Now, anyways, I expect to see Solaire and Deadpool utilizing all of their skills together in order to best this vampire army. Vampires are traditionally weak to sunlight, which means Solaire's miracles and magic are going to make this be a breeze. I await the carnage.
If it is the Crimson Fucker, I will hug you. And never let go.
Are then dragons in Skyrim immortal?
My suggestions:
Jason Voorhees
Connor MacLeod
The Master (Manos: The Hands of Fate)
Phil Connors (in that time loop, he was immortal)
Oh hey, this has started up again! And it's vampires against the sun.
Yeah, this won't end at all well for anyone involved.
Celestia needs to date Arceus. Please, make it happen!
5545115 Feel free to write a guest chapter for that date yourself.
5546216 Thanks.
5546290 me? On this fic? I'm hardly an author. But I won't deny your offer yet...
Are we counting Dota heroes immortal? At the very least, is Roshan immortal? (As he does hold the Aegis of the Immortal, said to grant immortality to anyone who holds it.) I like the idea of Celly chilling with that cthulhu, cyclops, giant monster thing and then having Nightstalker (if you wanted it for you vamp arc) or other heroes showing up.

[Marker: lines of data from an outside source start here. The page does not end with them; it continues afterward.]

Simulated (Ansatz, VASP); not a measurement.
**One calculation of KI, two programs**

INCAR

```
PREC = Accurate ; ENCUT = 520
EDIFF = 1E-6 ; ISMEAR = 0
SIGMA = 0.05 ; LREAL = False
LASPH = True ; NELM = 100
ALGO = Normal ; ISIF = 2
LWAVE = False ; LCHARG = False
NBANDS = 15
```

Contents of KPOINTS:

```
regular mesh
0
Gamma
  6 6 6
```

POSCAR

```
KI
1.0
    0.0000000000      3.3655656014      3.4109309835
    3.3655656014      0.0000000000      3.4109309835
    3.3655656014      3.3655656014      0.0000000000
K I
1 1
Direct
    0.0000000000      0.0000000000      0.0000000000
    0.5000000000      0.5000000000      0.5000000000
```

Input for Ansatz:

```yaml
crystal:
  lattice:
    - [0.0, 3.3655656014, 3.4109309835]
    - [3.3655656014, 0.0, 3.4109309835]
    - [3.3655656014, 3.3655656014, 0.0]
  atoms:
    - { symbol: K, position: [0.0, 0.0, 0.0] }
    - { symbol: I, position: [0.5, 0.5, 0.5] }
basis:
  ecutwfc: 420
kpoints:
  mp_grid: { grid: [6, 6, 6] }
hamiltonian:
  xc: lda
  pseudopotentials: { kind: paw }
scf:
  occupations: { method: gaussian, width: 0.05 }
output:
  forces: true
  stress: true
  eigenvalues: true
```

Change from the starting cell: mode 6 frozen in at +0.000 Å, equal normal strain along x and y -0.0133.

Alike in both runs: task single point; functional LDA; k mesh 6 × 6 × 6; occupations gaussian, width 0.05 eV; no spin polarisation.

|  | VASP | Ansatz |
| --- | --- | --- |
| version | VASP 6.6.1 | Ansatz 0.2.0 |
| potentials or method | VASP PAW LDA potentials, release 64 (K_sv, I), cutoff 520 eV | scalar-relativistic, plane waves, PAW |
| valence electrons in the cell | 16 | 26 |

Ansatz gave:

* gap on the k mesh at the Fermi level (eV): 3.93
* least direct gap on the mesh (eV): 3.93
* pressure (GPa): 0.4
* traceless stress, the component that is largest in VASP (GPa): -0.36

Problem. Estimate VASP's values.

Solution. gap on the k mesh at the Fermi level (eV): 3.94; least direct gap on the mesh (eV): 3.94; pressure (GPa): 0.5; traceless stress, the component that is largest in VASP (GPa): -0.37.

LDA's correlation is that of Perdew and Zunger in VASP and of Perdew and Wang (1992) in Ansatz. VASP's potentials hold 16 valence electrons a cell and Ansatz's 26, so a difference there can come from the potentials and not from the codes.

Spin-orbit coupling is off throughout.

Or lesbian vengeful spirit action. That's popular I think.
got vampire problems?
call in Alexander Anderson( preferably the
abridged version)
5547872 That comment is great. The church approves of this.
Though I do hope you've excelled past having little Timmy glued to your crotch. You guys do need to make some progress.
5550519
why, thank you
honestly, if he does come into this, and is anything like he is from the sbridged series, then I think we're all going to have a lovely time, and a lot of fucking fun
________________
5547196
Zeus bro, he gave up immortalty for this horsey
Vampires Ahoy!
Heres to hoping for Alucard!
It lives and it has me in tears of laughter. I am laughing so hard, my auto correct is fixing 90% of this comment.
She's got a vampire problem? Aaaaaaaaaaand... cue the Winchesters!
Just a touch sorry to see this interpretation of the guy. (Yes, I know about the deconstructive noir-ish audio series whose author, as I understand things, would these days prefer names or links not be provided. I'm okay with it. And sure, he'd fit right in there.) While I think it's more by creative accident than deliberate planning, I think he managed to be the only Muppet with multiple girl/boy/thingfriends (I think up to five at once) who never had any blowups over it, and I've preferred to believe it's because he was actually a really good friend or date to them. ...Still, if there are around five hundred Draculas at the moment Celestia could simply have met precisely the wrong Count von Count.
...If we're on a vampire jag I'd be tempted to suggest Evangeline Athanasia Katerina McDowell (and there are certainly things implicit there Celestia would have trouble looking past and provide comedic reactions to), except I can neither think of any reason she'd especially want to date Celestia nor any believable way the parties involved could trick or coerce both sides of the date into it happening.
If we're allowing both parties to be shanghaied into it, though, I can think of a good one for scarring all but the perpetrators. And a theological reason for them to want to see the date happen. Oversaturated verse. 'Nuff said.